It's that time of year again--Deadline's Most Valuable Blockbuster tournament!
At the time of this writing Deadline has provided only the films making the tenth and ninth spots on the list. The #10 position was taken by PAW Patrol: The Mighty Movie--a feature film tie-in with the TV cartoon.
I admit that this one was not on my radar at all, and have nothing to say about it. By contrast I had expected the #9 movie, Guardians of the Galaxy 3, to place here--because if an underperformer in comparison with its predecessors and some of the more bullish expectations held out for the film in the months prior to its release in a year in which so many big-budget films flopped it still looked like a respectable earner, with my reading of the figures back in May making me think a $100 million take in even the more pessimistic scenario I had in mind.
The movie's making the list means that Deadline offers us the numbers about this one. According to these the final bill on Guardians of the Galaxy 3 came to $550 million--about 2.2 times the $250 million production budget, counting the $90 million absorbed by participations and residuals and the like. The movie's total revenue was $674 million, about 55 percent of that theatrical revenue (thanks to the film doing a bit better than the bottom end of the range I discussed, pulling in, instead of $700-$750 million, about $860 million globally). The result was a net profit of $124 million according to Deadline's calculation. Computed another way the profit equals 23 percent of the outlay.
How do these figures compare with the numbers on the prior two Guardians films?
For Guardians of the Galaxy 2 the figure Deadline computed was a net profit of $154 million (a bit under $200 million in today's terms) on total costs of $515 million--yielding a 30 percent return.
For the original Guardians of the Galaxy the figures were a profit of $204 million (some $270 million in today's terms) on an outlay of $520 million, working out to a 39 percent return.

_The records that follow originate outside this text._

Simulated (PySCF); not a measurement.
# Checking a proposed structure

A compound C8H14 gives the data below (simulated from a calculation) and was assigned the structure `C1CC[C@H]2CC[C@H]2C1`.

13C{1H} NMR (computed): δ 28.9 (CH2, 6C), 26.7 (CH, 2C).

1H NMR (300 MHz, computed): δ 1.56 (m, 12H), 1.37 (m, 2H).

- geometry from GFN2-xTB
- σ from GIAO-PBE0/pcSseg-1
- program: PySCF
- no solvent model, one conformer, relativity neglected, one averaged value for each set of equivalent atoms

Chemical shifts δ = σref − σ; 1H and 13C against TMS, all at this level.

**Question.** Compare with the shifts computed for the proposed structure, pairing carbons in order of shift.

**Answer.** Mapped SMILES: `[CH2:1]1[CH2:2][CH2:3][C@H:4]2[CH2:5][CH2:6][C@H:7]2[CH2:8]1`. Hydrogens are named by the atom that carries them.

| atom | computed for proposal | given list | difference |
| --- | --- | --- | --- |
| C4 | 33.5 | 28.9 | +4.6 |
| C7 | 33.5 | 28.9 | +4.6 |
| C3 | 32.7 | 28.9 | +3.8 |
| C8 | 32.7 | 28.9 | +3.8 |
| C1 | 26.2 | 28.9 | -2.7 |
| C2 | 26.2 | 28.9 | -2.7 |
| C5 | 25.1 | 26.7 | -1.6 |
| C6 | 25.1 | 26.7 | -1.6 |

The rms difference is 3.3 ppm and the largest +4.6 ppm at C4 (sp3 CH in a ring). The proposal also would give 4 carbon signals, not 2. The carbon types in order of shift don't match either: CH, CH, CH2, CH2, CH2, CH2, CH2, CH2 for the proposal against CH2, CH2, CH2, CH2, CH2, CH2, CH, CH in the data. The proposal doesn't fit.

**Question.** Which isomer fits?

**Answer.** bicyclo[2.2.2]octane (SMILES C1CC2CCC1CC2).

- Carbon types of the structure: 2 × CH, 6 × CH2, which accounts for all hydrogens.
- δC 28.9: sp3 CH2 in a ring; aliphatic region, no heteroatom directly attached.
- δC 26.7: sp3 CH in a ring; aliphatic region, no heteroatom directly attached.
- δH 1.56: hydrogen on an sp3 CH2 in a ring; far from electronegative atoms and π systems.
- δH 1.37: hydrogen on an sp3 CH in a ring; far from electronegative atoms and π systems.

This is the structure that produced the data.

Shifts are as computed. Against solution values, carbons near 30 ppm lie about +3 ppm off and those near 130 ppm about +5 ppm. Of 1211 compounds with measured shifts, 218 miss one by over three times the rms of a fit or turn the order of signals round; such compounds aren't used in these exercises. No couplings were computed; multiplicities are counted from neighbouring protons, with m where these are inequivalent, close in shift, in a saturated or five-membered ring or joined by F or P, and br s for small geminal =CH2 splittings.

The result is that the original film was, both in terms of the return on expenditure and absolute return, the most profitable, the second film less profitable than that, the third film least profitable of all--affirming a trend of diminishing returns on the franchise from the monetary standpoint that seems reflective of the diminishing returns on the bigger Marvel Cinematic Universe (MCU) of which it was a part. Of course, that said Guardians of the Galaxy 3's $100 million+ profit still makes it a very worthwhile investment--but with the direction in which this series has moved (a 40 percent drop in relative return, a more than half drop in absolute return), to say nothing of the broader trend with regard to the MCU, the superhero film and the high concept franchise film as we have long known it, should give any astute investor pause in regard to the idea of a Guardians of the Galaxy 4.
Of course, we are likely to be getting one anyway.